2011 was bad but 2012 will be worst

2011 was the year in which equity markets were almost flat and volatile in small range. The prices of gold and silver plumbed almost 20% in 2011. This rise in price of precious metals shows that it is better to invest in safe heaven, being the best hedge against inflation.


The last quarter of 2011 was even more worse where the inflation remained high at 9.8% and also the interest rates rose. This shows a negative sign of the economy where even the IIP numbers were on a sharp decline -5%.
RBI in its monetary review on 16th Dec 2011 needs to look in this issue and find some measures to cut on rates. As firms which are capital intensive tend to borrow less and so produce less in times of rising interest rates and hovering inflation. This affects the growth of overall economy. Considering the current situation where there is financial crises in Europe the demand for products is less so exports are declining. Over which the depreciation in Rupee 53.65 vs a dollar is another concern affecting the exporters and has also increased government expenditure and lead to fiscal deficit.

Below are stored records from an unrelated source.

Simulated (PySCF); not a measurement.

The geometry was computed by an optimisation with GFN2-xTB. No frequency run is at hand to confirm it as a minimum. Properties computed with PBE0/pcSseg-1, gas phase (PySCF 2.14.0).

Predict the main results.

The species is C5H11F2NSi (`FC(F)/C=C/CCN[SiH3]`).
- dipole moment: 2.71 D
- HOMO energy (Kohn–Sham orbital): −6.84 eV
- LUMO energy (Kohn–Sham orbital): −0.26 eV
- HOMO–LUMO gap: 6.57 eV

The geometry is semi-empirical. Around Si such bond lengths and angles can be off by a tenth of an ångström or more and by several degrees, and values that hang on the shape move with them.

So what I conclude is all problems are carried forward in preceding year (2012) missing to look for solutions of problems of 2011. Which are the depreciation in rupee, out flow seen by foreign investors, fiscal deficit, rising government expenditure, rising interest rates, rising inflation, political instability, pending corruption charges etc. Affecting the sentiments of foreign investors.  All old problems are carried away and new problems shall arise out of these issues making 2012 more worse than 2011. Experts predict that current financial crises is far more worse than The Lehman crises. Our government claims that India has a shield against global financial crises but the domestic issues mentioned above are also the hampering factors affecting growth of our nation. All we need is efficient and effective governing bodies who can resolve this issues.